Sunday, 3 May 2020

What now for the Avocet empire?

by DOUGLAS SHEPHERD

The recent collapse into insolvency of Omega Infinite PLC, the Borders farming and fuel production business which impressed and persuaded hundreds of willing investors to part with £17 million casts a shadow over the future of almost 30 "subsidiary" limited companies bearing the name Avocet.

Until last October Omega Infinite had been trading as Avocet Infinite, active in the world of venture and development capital. Two months earlier one of the offshoots Avocet Farms morphed into Orrdone Farms before crashing into administration this January after apparently failing to repay a £3.2 million loan used to purchase farms in Berwickshire.

But these are just two of the entities which form an intricate network of firms involving businessman Martin Frost.who is listed as a director of all of them.

According to Omega Infinite's books the direct subsidies are Avocet IP Ltd (intellectual property ownership), Avocet Faculties Ltd (property ownership), Avocet Agriculture Ltd (intermediate holding company), Avocet Fuel Systems (development and manufacture of fuel products), Avocet Solutions Inc. (development of fuel), Avocet Infinite Solutions Ltd (dormant), Avocet Infinite Renewables Ltd (development and implementation of renewable energy infrastructure) and Avocet Bio Solutions Ltd (dormant).

A list of 'indirect' subsidiaries is also included in the Omega (Avocet) Infinite files for 2017. They are Avocet H2O Ltd (development and sale of hydroponic farming equipment), Avocet Aeroponics Ltd (investment holding), Avocet Inc. (dormant), Avocet Farms Ltd (now Orrdone Farms in administration), Avocet Infinite Foods Ltd (dormant), Avocet Propellants Ltd (manufacture of fuel products), Avocet Fuel Ltd (dormant), Avocet Renewable Operations Ltd (dorman), Avocet Marine Ltd (dormant) and Avocet Research Developments Ltd (dormant).

But that only tells the story up to the end of 2017. Since then at least another eleven new companies have been formed, many of them obviously geared up to help the Group secure a global presence, as Mr Frost and fellow director Dr Bob Jennings described in media interviews.

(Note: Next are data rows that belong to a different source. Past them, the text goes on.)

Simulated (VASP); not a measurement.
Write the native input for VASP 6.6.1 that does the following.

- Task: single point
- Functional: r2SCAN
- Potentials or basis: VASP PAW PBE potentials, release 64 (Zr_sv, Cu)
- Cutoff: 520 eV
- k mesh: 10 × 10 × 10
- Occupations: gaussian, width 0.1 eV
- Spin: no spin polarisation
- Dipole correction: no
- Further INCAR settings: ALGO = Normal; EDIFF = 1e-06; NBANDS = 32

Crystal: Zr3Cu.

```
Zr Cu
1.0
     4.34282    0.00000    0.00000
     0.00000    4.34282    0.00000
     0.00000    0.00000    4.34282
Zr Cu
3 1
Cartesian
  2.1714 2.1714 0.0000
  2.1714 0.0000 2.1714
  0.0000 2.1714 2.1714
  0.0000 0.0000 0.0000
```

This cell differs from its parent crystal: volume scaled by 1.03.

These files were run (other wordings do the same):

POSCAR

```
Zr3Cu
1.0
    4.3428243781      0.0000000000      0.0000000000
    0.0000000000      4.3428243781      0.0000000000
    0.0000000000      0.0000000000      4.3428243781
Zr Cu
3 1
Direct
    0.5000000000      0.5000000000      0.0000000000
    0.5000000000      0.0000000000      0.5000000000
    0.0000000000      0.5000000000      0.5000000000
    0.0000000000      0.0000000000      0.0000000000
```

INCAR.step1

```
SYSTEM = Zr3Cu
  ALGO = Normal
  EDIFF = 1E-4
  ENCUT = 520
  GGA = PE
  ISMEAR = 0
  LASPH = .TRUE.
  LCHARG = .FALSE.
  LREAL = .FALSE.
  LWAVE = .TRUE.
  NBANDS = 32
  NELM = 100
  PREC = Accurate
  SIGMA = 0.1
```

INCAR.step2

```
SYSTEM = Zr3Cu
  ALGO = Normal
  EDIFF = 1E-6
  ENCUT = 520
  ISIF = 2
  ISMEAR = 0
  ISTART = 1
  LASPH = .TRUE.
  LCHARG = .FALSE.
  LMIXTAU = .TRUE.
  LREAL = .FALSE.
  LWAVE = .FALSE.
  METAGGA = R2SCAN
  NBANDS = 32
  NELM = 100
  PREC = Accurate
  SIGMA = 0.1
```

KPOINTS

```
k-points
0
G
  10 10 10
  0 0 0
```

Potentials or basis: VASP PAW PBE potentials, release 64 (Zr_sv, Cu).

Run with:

The third batch of firms in the flock of Avocets are The Avocet Clearing House Ltd, Avocet Middle-east Ltd, Avocet China Ltd, Avocet India Ltd, Avocet East Asia Ltd,Avocet Pakistan ltd, Avocet Russia Ltd, Avocet Japan, Avocet Berwick Ltd, Avocet Americas Ltd and Avocet Africa Ltd. But it would appear many of these Avocets will never get off the ground.

Meanwhile Mr Frost is also chairman of AFS Ventures Ltd, a business which has been the subject of a Voluntary Winding up process since January 2015. The main activity of the company was recorded as 'innovative fuel' although it functioned for less than a year before joint liquidators from KSA Group in Gateshead, Tyne and Wear were appointed.

Company filings at Companies House show that in January 2015 Mr Frost and fellow director Andrew Orr signed a Declaration of Solvency solemnly declaring the company would be able to pay its debts with intent within 12 months. The Declaration claimed AFS Ventures had intellectual property worth £4 million with total liabilities including creditors of £2.85 million and an estimated surplus of £1.156 million.

Joint liquidator Eric Walls in the first of five reports to creditors in 2015 claimed the Winding Up was expected to be completed within six months. But it has still not been finalised.

In his latest report Mr Walls wrote: “Considerable funds have been loaned to the Company in liquidation in respect of the sale of the business and intellectual property of the company to enable the liquidators to pay costs and creditors. Although the directors of the company had placed an estimated value on assets in the Declaration of Solvency, signed at the time of liquidation, the final level of consideration to be paid had never been agreed”.

The value of loans received re-deferred consideration is given as £790,000. The “various parties” involved in negotiations to acquire the business have not been identified in any of Mr Walls’ five reports between 2016 and 2020. “Commercial sensitivity” is cited.

However, Mr Walls warns: “The liquidators now have some considerable concern as to whether this final level of consideration [for the business] will be paid. The issues listed are of grave concern to the liquidators.


“It may be necessary to convert this liquidation from a solvent liquidation to an insolvent liquidation. If this does prove necessary, then this could have serious consequences for the company’s directors and for its shareholders”.